Morocco’s Official Gazette this week published a government decree that allows state-controlled OCP SA to take a 50 percent stake in Basic Chemicals Platform Nigeria Ltd., a joint-venture company established to oversee the development of a $1.3 billion industrial platform to produce ammonia and fertilizers in Nigeria’s Akwa Ibom State, Bloomberg reported.
The joint venture company was set up by OCP and Nigeria Agriculture Investment Co., a unit of the West African country’s sovereign wealth fund, Nigeria Sovereign Investment Authority (NSIA). OCP and NSIA on March 2 inked a Shareholders Agreement for the creation of the joint venture company (GM March 5, p. 1).

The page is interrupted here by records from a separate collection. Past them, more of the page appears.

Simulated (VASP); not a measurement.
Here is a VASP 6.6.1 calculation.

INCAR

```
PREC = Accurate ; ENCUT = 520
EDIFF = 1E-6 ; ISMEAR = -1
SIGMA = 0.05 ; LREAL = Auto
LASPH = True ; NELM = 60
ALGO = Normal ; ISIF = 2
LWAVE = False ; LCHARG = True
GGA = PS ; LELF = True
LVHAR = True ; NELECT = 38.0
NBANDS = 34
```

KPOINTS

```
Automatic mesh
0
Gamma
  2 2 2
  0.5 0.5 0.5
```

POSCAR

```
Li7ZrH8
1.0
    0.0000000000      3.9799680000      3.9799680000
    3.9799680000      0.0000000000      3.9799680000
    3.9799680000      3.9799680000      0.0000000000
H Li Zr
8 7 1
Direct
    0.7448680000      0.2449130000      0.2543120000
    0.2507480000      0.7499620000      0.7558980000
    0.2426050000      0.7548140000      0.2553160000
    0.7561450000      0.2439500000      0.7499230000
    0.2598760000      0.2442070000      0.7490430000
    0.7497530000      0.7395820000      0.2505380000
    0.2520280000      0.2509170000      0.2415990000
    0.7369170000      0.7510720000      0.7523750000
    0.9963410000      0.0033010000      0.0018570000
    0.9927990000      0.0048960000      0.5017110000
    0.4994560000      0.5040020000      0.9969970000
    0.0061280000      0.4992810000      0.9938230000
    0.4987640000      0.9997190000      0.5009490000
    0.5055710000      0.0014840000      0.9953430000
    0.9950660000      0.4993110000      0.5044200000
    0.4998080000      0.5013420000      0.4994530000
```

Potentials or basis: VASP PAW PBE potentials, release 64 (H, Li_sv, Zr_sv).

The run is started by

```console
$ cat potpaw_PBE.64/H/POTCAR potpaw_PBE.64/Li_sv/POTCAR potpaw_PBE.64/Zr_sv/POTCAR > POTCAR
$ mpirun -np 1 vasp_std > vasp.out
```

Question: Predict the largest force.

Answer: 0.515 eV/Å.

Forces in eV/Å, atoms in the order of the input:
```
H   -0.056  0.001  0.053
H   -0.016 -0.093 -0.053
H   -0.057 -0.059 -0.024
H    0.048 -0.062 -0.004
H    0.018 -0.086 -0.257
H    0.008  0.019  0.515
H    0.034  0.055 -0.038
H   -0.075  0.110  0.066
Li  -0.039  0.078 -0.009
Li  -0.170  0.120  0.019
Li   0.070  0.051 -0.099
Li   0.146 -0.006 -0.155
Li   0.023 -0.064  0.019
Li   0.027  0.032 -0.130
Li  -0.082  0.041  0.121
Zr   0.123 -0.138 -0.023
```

The proposed multipurpose industrial platform will utilize Nigerian gas and Moroccan phosphate to produce 750,000 mt/y of ammonia under a first phase development and 1 million mt of phosphate fertilizers annually from 2025, said OCP in a statement last month.
Among several other agreements signed in early March between the Moroccan fertilizers group and Nigerian companies was a Framework Agreement with Mobil Producing Nigeria (MPN), the Nigerian National Petroleum Corporation (NNPC), the Gas Aggregation Company Nigeria (GACN), and the NSIA on gas supply for the industrial platform.
In a separate development this week, Akwa Ibom State governor Udom Emmanuel, as part of his Easter Message last weekend, said work would soon start on the new Ibom deep seaport in the state, according to a This Day Live report. Nigeria’s Federal Executive Council (FEC) approved the license two months ago for the port, which will serve the proposed ammonia and fertilizer plant, among other developments in the state.